Sunday, October 30, 2011

Legends/Hauntings at Ocmulgee National Monument in Macon

For quite some time, visitors to the Ocmulgee National Monument, better known as the Indian Mounds in Macon, have talked about the strange feelings they get there. In fact, the daughter of a friend mentioned that on top of the big mound she felt someone or something pull her hair. When she looked around, no one was standing near her.  Her sister and aunt were nowhere near her on the mound.
My young friend was not the first, nor will she be the last to hear strange sounds and feel presences that cannot be seen at the mounds. In fact, as early as the late 1700s, traders who passed through the area and camped near the mounds heard shrieks and cries in the night.  Many have reported hearing voices and seeing images that disappeared in to thin air.  Not long ago, the late Sam Lawson, a former ranger at the mounds and adjunct professor at Georgia Military College, was locking up the visitors center at the park.  While closing the doors, he heard the laugh of a child.  His first thought was that a child had been left inside.  A complete search of the building turned up nothing.  A fellow ranger helped him search, and she too found no one.  Later, Lawson recounted his story to the gift shop manager who said that she had also heard a child's laughter in the visitor's center, but that upon inspection, no child could be found.  The two felt that there might be something to the story.
Ranger Sylvia Flowers told the author of Ghosts of Macon that throughout the years, a legend has floated around about a white and black dog being seen on the property by visitors and staff.  Lawson also mentioned that he had heard the stories, and that some have even approached the white dog only to have it vanish before their very eyes.  At one time, a Samuel Dunlap lived near the mounds and he owned a white dog. Perhaps the spirit of this dog has been left behind?  There is also a Creek legend about a large black dog that is often times spotted at ceremonial sites like Ocmulgee, and that this dog is a spirit guard placed there to protect the sacred site.

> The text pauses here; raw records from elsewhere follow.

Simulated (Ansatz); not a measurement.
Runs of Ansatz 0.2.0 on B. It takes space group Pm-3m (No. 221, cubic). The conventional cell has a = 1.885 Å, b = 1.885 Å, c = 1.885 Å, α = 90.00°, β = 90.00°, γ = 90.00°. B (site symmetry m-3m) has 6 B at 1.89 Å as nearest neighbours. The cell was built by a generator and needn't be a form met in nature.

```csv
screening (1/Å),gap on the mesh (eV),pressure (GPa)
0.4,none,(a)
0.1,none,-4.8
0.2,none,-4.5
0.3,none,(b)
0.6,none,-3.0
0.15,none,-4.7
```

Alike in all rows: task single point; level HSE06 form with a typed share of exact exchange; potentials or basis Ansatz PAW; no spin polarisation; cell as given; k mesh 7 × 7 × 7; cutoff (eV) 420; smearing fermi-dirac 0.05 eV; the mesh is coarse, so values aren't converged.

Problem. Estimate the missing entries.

On another occasion, visitors to the mounds reported seeing a man dressed in what they thought was a Confederate uniform.  Since the mounds were the site of fighting in Georgia during the war, particular The Battle of Dunlap Hill, some reenactments have been staged there. The group thought that this was just a docent awaiting a reenactment of sorts, and they thought nothing of it, that is, until they were told no one was there that day wearing a Confederate uniform and the staff was unaware that anyone would be.  Perhaps the spirit of a dead Confederate solider is also wandering around the mounds?
The Ocmulgee National Monument is a fascinating place.  I take my Georgia History classes from the college there at times. This past summer, my class from our Madison campus visited. Although we were there in the hot July sun, the students loved it. They commented that this trip was one they were glad they took, and some even commented that they were going to bring their children back as soon as they could.  Perhaps they will see the spirits that keep vigil at one of the oldest settlements in the Peach State!